Let \(G\) be a reductive group over a field \(k\). Given a discrete valuation \(v\) of \(k\), one says that \(G\) has good reduction at \(v\) if there is a reductive group scheme \(\mathcal{G}\) over \(\mathcal{O}_v\) whose generic fiber is isomorphic to \(G\times_kk_v\). (Here \(k_v\) denotes the completion of \(k\) at \(v\) and \(\mathcal{O}_v\) denotes the valuation ring of \(k_v\).) When \(G\) is an absolutely almost simple group, the genus \(\mathbf{gen}_k(G)\) is the set of \(k\)-isomorphism classes of inner \(k\)-forms of \(G\) that have the same isomorphism classes of maximal tori as \(G\).
The first main result of this paper is the following theorem relating the genus problem to good reduction.
Theorem 1.1. Suppose \(G\) is absolutely almost simple. Let \(v\) be a discrete valuation of \(k\) whose residue field \(k^{(v)}\) is a finitely generated field. Assume further that \(\mathrm{char}(k^{(v)})\neq 2\) if \(G\) is of type \(B_l\) (\(l\ge 2\)). If \(G\) has good reduction at \(v\), then any \(G'\in\mathbf{gen}_k(G)\) also has good reduction at \(v\), and the reduction \(\underline{G}'{}^{(v)}\) of \(G'\) at \(v\) lies in the genus \(\mathbf{gen}_{k^{(v)}}(\underline{G}^{(v)})\) of the reduction \(\underline{G}^{(v)}\).
In the proof of Theorem 1.1, a new approach to good reduction is developed, and it shows that for absolutely almost simple groups the existence of good reduction can be characterized in terms of the existence of maximal tori with certain specific properties.

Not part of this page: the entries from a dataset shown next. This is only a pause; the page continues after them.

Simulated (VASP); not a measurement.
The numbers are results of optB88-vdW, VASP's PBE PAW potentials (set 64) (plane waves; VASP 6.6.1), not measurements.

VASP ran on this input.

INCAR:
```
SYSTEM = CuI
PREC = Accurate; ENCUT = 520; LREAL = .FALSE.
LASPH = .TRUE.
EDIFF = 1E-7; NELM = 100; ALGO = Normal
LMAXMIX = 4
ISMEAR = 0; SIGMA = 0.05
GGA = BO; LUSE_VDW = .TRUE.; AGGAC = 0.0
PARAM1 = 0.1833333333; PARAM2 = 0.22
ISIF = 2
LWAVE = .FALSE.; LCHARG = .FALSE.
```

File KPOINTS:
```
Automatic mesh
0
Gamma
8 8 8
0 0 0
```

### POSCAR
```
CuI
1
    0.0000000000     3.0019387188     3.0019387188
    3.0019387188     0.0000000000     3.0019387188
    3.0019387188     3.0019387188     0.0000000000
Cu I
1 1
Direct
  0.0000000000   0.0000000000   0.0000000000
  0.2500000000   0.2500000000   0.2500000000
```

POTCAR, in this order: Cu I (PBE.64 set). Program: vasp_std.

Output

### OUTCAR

The paper exhibits a number of applications of Theorem 1.1 and the new characterization of good reduction in terms of maximal tori. Some of these applications are concerned with the case where \(k\) is a finitely generated field of good characteristic (and \(G\) is absolutely almost simple). In this case we have:
Corollary 1.2. Assume \(k\) is infinite. Let \(V\) be a divisorial set of valuations of \(k\). (That is, \(V\) is the set of discrete valuations of \(k\) defined by prime divisors of a normal model of \(k\) over \(\mathbb{Z}\).) Then there exists a finite subset \(S\subseteq V\) such that every \(G'\in\mathbf{gen}_k(G)\) has good reduction at all \(v\in V\setminus S\).
Let us mention some results that reveal some effects of a purely transcendental extension on the genus.
Theorem 1.3. Let \(K=k(x)\) be a one-variable rational function field. Then every \(H\in \mathbf{gen}_K(G\times_kK)\) is of the form \(H_0\times_kK\) for some \(H_0\in\mathbf{gen}_k(G)\).
When \(k\) is a number field and \(G\) is simply connected, Theorem 1.3 implies that \(\mathbf{gen}_K(G\times_kK)\) is finite for any purely transcendental extension \(K=k(x_1,\cdots, x_m)\) of transcendence degree \(m\ge 1\).
The following theorem is an example of a new phenomenon which the authors have termed “killing the genus by a purely transcendental extension”.
Theorem 1.6. Suppose \(G\) is of type \(G_2\) and \(K=k(x_1,\cdots, x_6)\). Then \(\mathbf{gen}_K(G\times_kK)\) is a singleton.
The authors conjecture that for any Cartan-Killing type there is an integer \(m\ge 1\) such that for any absolutely almost simple group \(G\) of that type, every \(H\in\mathbf{gen}_K(G\times_kK)\) is of the form \(H_0\times_kK\), where \(H_0\) has the property that \(H_0\times_kF\in\mathbf{gen}_F(G\times_kF)\) for any field extension \(F/k\).
As another application of the new characterization of good reduction, the authors prove some results (e.g., Theorems 1.8 and 9.5) that relate the presence of finitely generated Zariski dense subgroups in \(G(k)\) weakly commensurable to a given one with good reduction. They also obtain a first example of applying arithmetic geometrical techniques to non-arithmetic Riemann surfaces (Theorem 1.9).
In the last part of the paper, the authors prove several results about the genus problem and good reduction form simple groups of type \(F_4\). See, e.g., Theorems 1.10–1.13.